Jaime Barerra, a boat building friend of mine, and I decided to race Beetle Cats around Lake Union after work. We bet a six-pack on the outcome. I used every trick to get my Beetle to go. Board up, board down, board partway up. More peak halyard, less throat halyard. I worked that boat and managed to beat Jaime by about 250 yards after sailing a 2-mile course. Back on the dock I asked Jaime if he had pulled his board up when he was off the wind. Jaime said, “Pull it up? I never put it down.”
It was a blustery fall afternoon, and I decided I’d take a Beetle Cat out. Barreling along, I thought I’d light my pipe. I was in the middle of the lake so I just steered with my foot and ducked my head under the foredeck to get out of the wind. This took some time, but eventually I had a blaze going in my bowl when ? Bam! The boat came to a jarring halt. I had run head-on into a big, black, steel navigational buoy. I was probably doing Beetle Cat hull speed — all of 4 knots — at the time. The boat was fine. The steel buoy had a dent in it and some of its paint was rubbed off onto the cast bronze stem pieces of the Beetle Cat. Beetle Cats are very strong.
I’ve got more stories, but let’s take a look at the history of the boat. The Beetle Cat was designed in 1921 by the Beetle family of Clark’s Point, New Bedford, Massachusetts. The Concordia Co. bought the rights to the Beetle Cat in 1946. In 1960 Concordia’s Beetle Cat Division was moved to South Dartmouth. Leo Telesmanick was the foreman and stayed with the project until his retirement in 1983. Charlie York was trained by Leo and in 1993 bought the rights to the Beetle from Concordia. Leo still looks in on the shop. Today there are more than 3,500 Beetle Cats.
Beetle Cats are true to the traditional Cape Cod catboat model. They are fat and heavy. They have no overhangs. The strange-looking rudder is designed to give you control in a very shoal-draft boat. Unfortunately, this puts the center of pressure on the rudder blade way aft which exaggerates any helm pressure. The stern is broad. The mast is in the eye of the bow. I’m not going to quote numbers. This is not about numbers.

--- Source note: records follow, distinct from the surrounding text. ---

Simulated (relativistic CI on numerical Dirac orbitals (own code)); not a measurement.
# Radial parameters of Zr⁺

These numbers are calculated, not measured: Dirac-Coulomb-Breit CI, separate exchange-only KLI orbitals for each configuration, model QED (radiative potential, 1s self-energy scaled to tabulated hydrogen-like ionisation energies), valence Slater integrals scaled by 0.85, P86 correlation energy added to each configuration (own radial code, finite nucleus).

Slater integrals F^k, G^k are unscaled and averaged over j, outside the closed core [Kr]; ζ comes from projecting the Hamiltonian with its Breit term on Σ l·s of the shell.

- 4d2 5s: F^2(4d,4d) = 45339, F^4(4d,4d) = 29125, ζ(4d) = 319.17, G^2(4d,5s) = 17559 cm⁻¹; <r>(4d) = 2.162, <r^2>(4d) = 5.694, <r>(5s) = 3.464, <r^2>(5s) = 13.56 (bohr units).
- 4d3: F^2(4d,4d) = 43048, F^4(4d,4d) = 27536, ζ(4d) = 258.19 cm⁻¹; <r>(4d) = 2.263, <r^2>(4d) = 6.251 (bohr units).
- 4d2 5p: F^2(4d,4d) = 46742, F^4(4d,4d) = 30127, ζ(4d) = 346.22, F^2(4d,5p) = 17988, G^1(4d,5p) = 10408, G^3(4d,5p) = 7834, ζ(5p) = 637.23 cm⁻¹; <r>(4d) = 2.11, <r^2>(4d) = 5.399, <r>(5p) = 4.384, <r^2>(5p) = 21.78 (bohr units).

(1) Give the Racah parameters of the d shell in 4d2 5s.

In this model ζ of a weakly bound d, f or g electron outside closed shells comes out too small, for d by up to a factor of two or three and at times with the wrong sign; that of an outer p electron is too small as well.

When you first sail a Beetle Cat, you will be impressed with its big-boat, solid feel. I don’t think you could tip a Beetle over without a lot of concerted effort. I certainly never even came close to capsizing one, and I sailed them in lots of breeze. You sit down low in the Beetle, so the sense of speed is exaggerated. The expansive cockpit is roomy enough for two big adults. You could even sail a Beetle with a crew of four if you wanted.
The big gaff mainsail looks great. The gaff sail has a nice, if not the most efficient shape. Off the wind, the sail presents a good amount of sail area. Upwind, the gaff falls off, inducing a lot of twist to the mainsail. Note the way the low boom overhangs the transom. You will learn a lot about controlled jibing sailing a Beetle. The rig is not a weatherly rig, but then again, the hull and board are not weatherly either. If it takes you six extra tacks to get back home, that’s just six extra tacks of fun.
This is a fabulous-looking boat. Beetle Cats are built in the plank-over-frame method of wooden boatbuilding. No, there are no GRP Beetle Cats. Beetles are planked with Atlantic white cedar over white oak frames. The seams are caulked (pronounced “corked”) with cotton. The deck is framed in white pine with cedar planking covered with canvas. The fastenings and hardware are all bronze. The spars are fir.
(That was fun.)
There’s a place for Mumm 36s and 600-watt Krell solid-state amplifiers. They are a blast. There’s also a place for 15-watt single-ended tube amplifiers on Beetle Cats. I imagine taking a future grandchild sailing. I’d like to introduce the child to sailing in a simple, old-fashioned boat that emphasizes the romance and unique experience of sailing. If you want high-tech, go sit at your computer for three hours. If you want to go sailing, find a Beetle Cat.
Sturdy, traditional catboat with a lively personality.